What does code have to do
to get the full Gold Medal winning 10.0 rather than a measly 9.8?
Adobe has released an out-of-band security update for Adobe Commerce and Magento Open Source to address active exploitation of a known vulnerability, and Google has an emergency issue, too. Security Bulletin APSB22-12 fixes CVE-2022-24086, rated 9.8 (critical) out of 10 on the CVSS scale. Adobe has not released details about …
The fundamentals behind all this is due to the fact that the programmers do not use tools that help mitigate these issues - it is up to the programmer to properly implement tight memory controls in C, for example.
As I keep voicing aloud, the only way to solve these problems is to bake security in from the start, in the platform, such as Rust.
Not that I suggest anyone touch the thing with a barge pole, but did anyone notice that Adobe Reader DC now requires you to get a paid version to rotate pages for viewing.
You know, a feature that has existed since version 1.0 on Windows 3.1?
Other readers for the file format are available.
@bombastic bob
Unfortunately there are times when it does not work. Our Revenue Services insists on using the latest and greatest of Adobes fine products, and the only reader that can open it has to be the latest and greatest. Until last year they still insisted on using Flash(!) - as you all know, the most bug-ridden and insecure piece of software anywhere in the universe. They were so beholden with Flash that Adobe actually wrote a special version just for them. Luckily they finally relented and migrated to HTML5, but there are still applications (on the commercial side) that require Flash.
Adobe stopped adding the latest and greatest features to their linux version a long time ago. If I receive documentation from SARS, I am forced to use SWMBO's Windows machine.
My go-to PDF reader is Okular, which works well for my limited use of PDF's (in fact, the only PDF's I cannot open come from SARS).
I gave Evince and Atril a whirl (luckily they were in Mageia's depository; I had never come across them before, so thanks for that). Unfortunately neither of them could open SARS documents either.
Atril did upset me, though, as it silently, and without even a by your leave, elected itself as the default PDF reader. I hate programs that do that, so Atril had been consigned to the dump.
Now where is the steam coming out of the ears icon? Aaah, found it!

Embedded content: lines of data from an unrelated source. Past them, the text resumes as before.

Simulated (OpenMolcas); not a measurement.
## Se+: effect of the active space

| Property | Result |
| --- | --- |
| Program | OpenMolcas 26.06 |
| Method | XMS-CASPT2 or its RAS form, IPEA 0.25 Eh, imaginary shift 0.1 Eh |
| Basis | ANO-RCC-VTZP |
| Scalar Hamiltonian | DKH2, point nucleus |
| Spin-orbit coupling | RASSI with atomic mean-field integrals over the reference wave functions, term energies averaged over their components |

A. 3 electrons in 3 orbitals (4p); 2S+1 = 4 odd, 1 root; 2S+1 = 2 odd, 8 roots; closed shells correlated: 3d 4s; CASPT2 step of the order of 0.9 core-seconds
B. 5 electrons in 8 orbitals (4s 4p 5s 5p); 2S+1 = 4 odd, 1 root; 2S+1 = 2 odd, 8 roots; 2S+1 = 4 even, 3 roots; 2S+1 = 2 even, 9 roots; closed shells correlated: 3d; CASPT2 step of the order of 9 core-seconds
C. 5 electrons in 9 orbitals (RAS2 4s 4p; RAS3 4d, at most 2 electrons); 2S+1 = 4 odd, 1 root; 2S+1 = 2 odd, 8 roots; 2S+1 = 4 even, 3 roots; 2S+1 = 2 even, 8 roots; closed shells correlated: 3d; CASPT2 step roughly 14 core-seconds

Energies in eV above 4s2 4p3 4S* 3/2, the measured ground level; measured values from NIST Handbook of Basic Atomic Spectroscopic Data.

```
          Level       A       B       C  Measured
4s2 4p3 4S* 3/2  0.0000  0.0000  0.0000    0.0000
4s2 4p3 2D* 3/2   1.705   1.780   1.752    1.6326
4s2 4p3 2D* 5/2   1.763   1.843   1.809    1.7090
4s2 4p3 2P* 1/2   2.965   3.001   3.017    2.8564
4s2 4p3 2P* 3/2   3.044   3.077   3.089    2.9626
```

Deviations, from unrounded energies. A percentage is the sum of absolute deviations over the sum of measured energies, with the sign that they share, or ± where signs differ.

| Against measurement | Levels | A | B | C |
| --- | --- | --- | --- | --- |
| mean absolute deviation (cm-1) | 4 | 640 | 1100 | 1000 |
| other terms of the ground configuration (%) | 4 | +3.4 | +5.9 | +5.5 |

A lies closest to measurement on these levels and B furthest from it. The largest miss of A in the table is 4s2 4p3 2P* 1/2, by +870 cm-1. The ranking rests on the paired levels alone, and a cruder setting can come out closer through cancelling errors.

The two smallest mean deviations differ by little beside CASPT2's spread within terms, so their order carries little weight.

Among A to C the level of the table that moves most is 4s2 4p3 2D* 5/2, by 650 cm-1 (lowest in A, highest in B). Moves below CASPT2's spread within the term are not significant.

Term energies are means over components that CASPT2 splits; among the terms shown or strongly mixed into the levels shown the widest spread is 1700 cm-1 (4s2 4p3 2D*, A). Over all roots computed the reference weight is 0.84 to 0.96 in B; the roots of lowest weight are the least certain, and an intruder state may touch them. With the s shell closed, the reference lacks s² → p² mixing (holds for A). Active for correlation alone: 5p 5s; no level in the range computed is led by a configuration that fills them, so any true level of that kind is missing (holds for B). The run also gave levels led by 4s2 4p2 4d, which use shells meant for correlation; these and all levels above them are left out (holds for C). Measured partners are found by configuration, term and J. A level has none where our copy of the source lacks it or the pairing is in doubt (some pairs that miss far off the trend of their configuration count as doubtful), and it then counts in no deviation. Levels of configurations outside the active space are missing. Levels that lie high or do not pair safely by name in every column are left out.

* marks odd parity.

I can't speak for "protected" docs using very latest Adobe crud, but for general reading; Firefox does an awful lot better than Adobe DC.
And, for "thin client" the excellent Sumatra PDF is about as condensed as a modern application can be.
I do find it awfully strange how people never learn from the proprietary lock-in problem. It's not as though it's a recently discovered threat to your operating costs.